The thing is this isnt incompetence causing this...it's us. it's the nature of the fan base. the success of these comics ride on the interest of their readership. The readership can sometimes expand if the characters do too, often into other mediums, the issue is the mediums take the stories of the early adventures these characters undertake, and then the newly interested audience, in their hunger for more, need to find a way to catch up to the books those films/television shows/video games are based on. for some this means a lot of confusion regarding the truth of the story they're attempting to expand upon. is spider-man a teenager or in his thirties? isnt his girlfriend Mary Jane? how many people have been venom? how many robins does batman have? doesn't the joker wear makeup? didint batman die? didn't superman die? how strong is superman exactly? were he and lex childhood friends or not? isint he married to Lois lane?

Everything tweeks and expands upon the central idea, which means beyond that central idea nothing is true. nothing is canon since canon isnt safe, at the drop of a hat something irrelevant will get retconned or omitted completely, rebooted or brought back because we, the fans, want it that way. we accept change only when it's necessary, and then we demand, through our actions that the narrative change things back to the way they were anyway.

The readers who stick around with these characters go through the effort of knowing the answers to nearly all of these questions, and thus become part of the fan base. comic books have no general audience. just varying levels of core-readerships. and in a medium this fickle, with a narrative this long, and an inevitable cycle of varying writers and artists on each book forever and ever, eventually the fans end up the ones behind the wheel, trying to expand upon, but still keep true to what they were in love with regarding the characters as young fans.

cycles. comic books work in cycles. the evolution of the fandom, the development of the characters, the hits and misses of the narrative. every aspect turns back around on itself to produce a medium where the fans desperately want a change they rarely allow, and yet, and are in complete control of...

so what do i find so funny?

This is the funny thing.
In any other medium the victim of a cycle like this is either the creator/s or the fan base. With comic books however, it's the characters. The notion is silly, they're not real, and they're essentially eternal so "suffering" on their part seems ridiculous. but it occured to me that as a fan, if things change, they'll eventually change back and you'll have what you love in your hands again in a short ammount of time. as a creator you get to work on the thing you've loved and attempt to apply the change you've so desperately wanted to apply, you get to answer the questions you feel that characters narrative hasn't yet or design a look that expresses what you feel the character should...until another creative team comes in after you and changes everything back, but you had your time, and made your mark on the infinite wall of something you cherish.

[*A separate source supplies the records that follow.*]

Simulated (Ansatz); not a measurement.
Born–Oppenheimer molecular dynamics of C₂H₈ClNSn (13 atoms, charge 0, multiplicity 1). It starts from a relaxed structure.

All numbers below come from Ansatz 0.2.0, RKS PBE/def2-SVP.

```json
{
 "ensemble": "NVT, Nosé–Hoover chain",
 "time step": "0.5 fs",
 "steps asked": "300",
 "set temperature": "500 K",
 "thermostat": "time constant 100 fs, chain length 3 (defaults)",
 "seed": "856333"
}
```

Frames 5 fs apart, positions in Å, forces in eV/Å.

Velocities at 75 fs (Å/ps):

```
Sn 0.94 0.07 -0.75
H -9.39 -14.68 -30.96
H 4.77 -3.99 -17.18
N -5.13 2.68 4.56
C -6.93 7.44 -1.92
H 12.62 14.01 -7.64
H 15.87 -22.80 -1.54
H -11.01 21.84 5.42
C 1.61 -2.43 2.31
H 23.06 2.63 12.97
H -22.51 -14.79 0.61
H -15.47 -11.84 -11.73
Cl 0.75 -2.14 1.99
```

Everyone wins but the characters. they become stale, comedic, they represent things then stop then go back to representing them all over again. they live to tell us the story of the middle of their lives, they will never truly reach a goal, not matter how integral to their lives the reaching of that goal is. Batman will never win his war on crime. Spider-man will be "the next reed Richards" forever, but he'll never get there. Superman will save us over and over and over without impact because the things than threaten us can never be vanquished, they're too important to his story arch.

The lesser characters have it worse. the two bit thugs introduced in the early days are doomed to be in the rogues gallery of that work. Creating villains now is difficult, theres no nostalgia to sell them to the current readership, they don't get enough attention to warrant being featured in other mediums and as a result fade into comic book limbo. but the old villains get remembered, they get re-invented and thrown around by creator after creator, each with the desire to place their stamp on them until they have no real core, no real reason for existing in the narrative beyond brand recondition. why does shocker matter? why does the penguin matter? why does metallo matter?

The core issue here can be summed up in one word: Potential. these characters are stuck, and it means none of them can ever really be what they're meant to be, what we demand of them as an audience and as creators.

With that we reach the point of this blog and of this whole project.

The Potential Project is an attempt to look at these characters without the lens of our nostalgia. to take the characters who initally had no real purpose and fix it. We will tackle the obvious elements in the characters back story, in the perception the fans and exterior audience has of them. we will look at what they do or should represent and recreate them with the intention of being more aware of their place in a never ending medium.

We're going to redesign the heroes and villains who need it, and we're going to do it from the inside out.